All musicians who are playing in this quartet and Prime Time use the Harmolodic concept. Harmolodics is not a style. Those who judge the concept of Harmolodic playing are using outdated terms to describe their knowledge. All listeners are equal in their opinions. Communism, socialism, capitalism, and monarchy in the world (have) and are changing for a truer relationship of the democracy of the individual. Every person who has had a democratic experience by birth or by passport knows there are no hatred or enemies in democracy, because everyone is an individual. Learning, doing, being, are the conversationship for perfecting, protecting, and caring of the belief in existence as an individual in relationship to everyone, physically, mentally, spiritually

- The concept of self.
- I play pure emotion. 
- In music, the only thing that matters is whether you feel it or not.
- Chords are just the name for sounds, which really need no names at all, as names are sometimes confusing
- Blow what you feel - anything. Play the thought, the idea in your mind - Break away from the convention and stagnation - escape!
- Musicians have more room to express themselves with me. They should be free to play things as they feel it, the way it's comfortable for them to play it. You can use any note and rhythm pattern that makes good sense for you. You just hear it - like beautiful thoughts - you don't listen to people telling you how to play. 
- My music doesn't have any real time, no metric time. It has time, but not in the sense that you can time it. It's more like breathing - a natural, freer time. People have forgotten how beautiful it is to be natural. Even in love.
- When we were on relief during the Depression, they'd give us dried-up old cheese and dried milk and we'd get ourselves all filled up and we'd kept this thing going, singing and dancing. I remember that when I play. You have to stick to your roots. Sometimes I play happy. Sometimes I play sad. But the condition of being alive is what I play all the time.
- Music has no face. Whatever gives oxygen its power, music is cut from the same cloth.
- It was when I realized I could make mistakes that I decided I was really on to something.
-People don't realize it, but there is a real folklore music in jazz. It's neither black nor white. It's the mixture of the races, and folklore has come from it.
- I have found that by eliminating chords or keys or melodies as being the present idea of what you're trying to feel I think you can play more emotion into the music. In other words, you can have the harmony, melody, intonation all blending into one to the point of your emotional thought.
- There is a music that has the quality to preserve life.
- I listen to anybody. The only thing I am interested in is their natural ability. I don't care if they're playing buckets. I'm only interested in what gets through to people, what makes them tap their feet, what moves them.
- I was out at Margaret Mead's school and was teaching some kids how to play instantly. I asked the question, 'How many kids would like to play music and have fun?' And all the little kids raised up their hands. And I asked, 'Well, how do you do that?' And one little girl said, 'You just apply your feelings to sound.' She was right - if you apply your feelings to sound, regardless of what instrument you have, you'll probably make good music.
 - You really have to have players with you who will allow your instincts to flourish in such a way that they will make the same order as if you sat down and wrote a piece of music. To me, that is the most glorified goal of the improvising quality of playing - to be able to do that.


Superellipse
A superellipse, also known as a Lamé curve after Gabriel Lamé, is a closed curve resembling the ellipse, retaining the geometric features of semi-major axis and semi-minor axis, and symmetry about them, but a different overall shape. The general Cartesian notation of the form comes from Lamé, who generalized the equation for the ellipse.

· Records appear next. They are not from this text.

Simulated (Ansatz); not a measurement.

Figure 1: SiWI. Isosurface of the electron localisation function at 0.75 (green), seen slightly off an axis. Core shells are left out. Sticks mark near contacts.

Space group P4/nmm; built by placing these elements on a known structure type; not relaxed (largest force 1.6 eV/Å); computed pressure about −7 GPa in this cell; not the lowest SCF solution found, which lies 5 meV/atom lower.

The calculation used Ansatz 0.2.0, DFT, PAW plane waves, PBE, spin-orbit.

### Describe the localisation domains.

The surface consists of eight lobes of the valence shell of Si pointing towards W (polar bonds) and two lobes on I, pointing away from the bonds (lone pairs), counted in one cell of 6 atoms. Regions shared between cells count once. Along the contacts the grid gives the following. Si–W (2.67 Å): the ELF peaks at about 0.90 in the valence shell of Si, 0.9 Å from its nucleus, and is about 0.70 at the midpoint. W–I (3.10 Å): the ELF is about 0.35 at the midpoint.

The outer outlines of the letters 'o' and 'O' in Hermann Zapf's “Melior” typeface are described by superellipses with n = log(1/2) / log (7/9) ≈ 2.758. Thirty years later Donald Knuth would build the ability to choose between true ellipses and superellipses (both approximated by cubic splines) into his Computer Modern type family.

Civilized man is surrounded on all sides, indoors and out, by a subtle, seldom-noticed conflict between two ancient ways of shaping things: the orthogonal and the round. Cars on circular wheels, guided by hands on circular steering wheels, move along streets that intersect like the lines of a rectangular lattice. Buildings and houses are made up mostly of right angles, relieved occasionally by circular domes and windows. At rectangular or circular tables, with rectangular napkins on our laps, we eat from circular plates and drink from glasses with circular cross sections. We light cylindrical cigarettes with matches torn from rectangular packs, and we pay the rectangular bill with rectangular bank notes and circular coins.

Even our games combine the orthogonal and the round. Most outdoor sports are played with spherical balls on rectangular fields. Indoor games, from pool to checkers, are similar combinations of the round and the rectangular. Rectangular playing cards are held in a fan-like circular array. The very letters on this rectangular page are patchworks of right angles and circular arcs. Wherever one looks the scene swarms with squares and circles and their affinely stretched forms: rectangles and ellipses. (In a sense the ellipse is more common than the circle, because every circle appears elliptical when seen from an angle.) 

The superellipse was named by the Danish poet and scientist Piet Hein though he did not discover it as it is sometimes claimed. In 1959, city planners in Stockholm, Sweden announced a design challenge for a roundabout in their city square Sergels Torg. Piet Hein's winning proposal was based on a superellipse with n = 2.5 and a/b = 6/5. As he explained it:

Man is the animal that draws lines which he himself then stumbles over. In the whole pattern of civilization there have been two tendencies, one toward straight lines and rectangular patterns and one toward circular lines. There are reasons, mechanical and psychological, for both tendencies. Things made with straight lines fit well together and save space. And we can move easily, physically or mentally, around things made with round lines. But we are in a straitjacket, having to accept one or the other, when often some intermediate form would be better. To draw something freehand, such as the patchwork traffic circle they tried in Stockholm, will not do. It isn't fixed, isn't definite like a circle or square. You don't know what it is. It isn't esthetically satisfying. The super-ellipse solved the problem. It is neither round nor rectangular, but in between. Yet it is fixed, it is definite, it has a unity.

Superegg
The Sergels Torg roundabout was completed in 1967. Meanwhile, Piet Hein went on to use the superellipse in other artifacts, such as beds, dishes, tables, etc. By rotating a superellipse around the longest axis, Piet Hein created the superegg, a special case of superellipsoid that was marketed as a novelty toy. Unlike an elongated ellipsoid, an elongated superegg can stand upright on a flat surface, or on top of another superegg. This is due to its curvature being zero at the tips.

A 1-ton superegg made of steel and aluminium was placed outside Kelvin Hall in Glasgow in 1971, on occasion of a lecture by Piet Hein.